Pondy's beach

After Kuala Lumpur I went to Pondicherry, or Pondy as it is called by residents. I hadn’t been home in 7 years and among other things I was particularly curious to see how much the town had changed. Certainly, the hustle and bustle in this quiet former French colony had increased, but what surprised me was the loss of beach along the town. I remembered a long stretch of substantial beach where we would collect bivalves buried in the sand to feed fish in our marine tanks or search for guitar fish that would wash up with the waves at night. The fishermen would haul in their nets and sort through their fish on the beach and place their traditional fishing catamarams up on the sand to go fishing early next morning. Now that beach has completely disappeared.
This beach erosion has been caused by a recent port built just south of Pondy. The breakwaters at the harbor entrance hinder the natural movement of sand by winds, currents, and the seasonal monsoon, resulting in a pile up of millions of tons of sand south of the breakwaters. Apparently the engineers for the harbor project had foreseen the problem and installed a sand dredger that would pump sand continuously onto the eroding northern side of the harbor. However, the Pondicherry Port Dept. took over the project and the sand dredger was never put to use - as a result, the pipelines have rusted and the submarine tunnels flooded. To put a band-aid on Pondy’s beach problem, the government placed large boulders along the seafront, but with the loss of natural sand barriers offshore, there is little to mitigate or dissipate wave energy, especially during storms and cyclones. The boulders will soon be washed away and the sea wall along Pondicherry’s seafront is in danger of collapsing.

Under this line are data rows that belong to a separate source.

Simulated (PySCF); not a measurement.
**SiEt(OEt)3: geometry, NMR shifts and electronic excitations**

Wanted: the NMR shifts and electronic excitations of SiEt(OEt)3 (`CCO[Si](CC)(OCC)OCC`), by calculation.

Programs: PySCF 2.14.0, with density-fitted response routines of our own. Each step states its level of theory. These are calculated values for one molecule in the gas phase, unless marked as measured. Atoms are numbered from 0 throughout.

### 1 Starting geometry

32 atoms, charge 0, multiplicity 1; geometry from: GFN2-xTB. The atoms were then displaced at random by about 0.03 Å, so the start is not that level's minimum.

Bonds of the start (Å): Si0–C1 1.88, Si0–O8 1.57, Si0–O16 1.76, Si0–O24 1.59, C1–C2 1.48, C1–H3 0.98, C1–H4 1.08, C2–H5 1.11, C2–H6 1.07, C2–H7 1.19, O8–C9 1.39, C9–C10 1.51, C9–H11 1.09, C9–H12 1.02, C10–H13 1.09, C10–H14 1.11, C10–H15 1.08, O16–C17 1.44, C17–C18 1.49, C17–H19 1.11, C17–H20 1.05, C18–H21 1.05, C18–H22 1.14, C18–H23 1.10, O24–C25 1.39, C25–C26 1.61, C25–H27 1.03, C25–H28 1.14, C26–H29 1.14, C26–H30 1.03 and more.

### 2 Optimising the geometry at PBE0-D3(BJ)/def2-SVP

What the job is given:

Fishermen who can no longer fish from Pondy in their traditional, non-mechanized boats have now taken to removing and selling mussels and structures around the Pondy piers that all supported a rich marine life. I have never heard of sea turtles nesting in Pondicherry, though the occasional olive ridley nests on the beaches north of the town and eggs are sometimes sold in the Pondy market.
Fortunately, the beach problem is not completely irreversible and some friends are working hard to restore Pondy's charming seafront.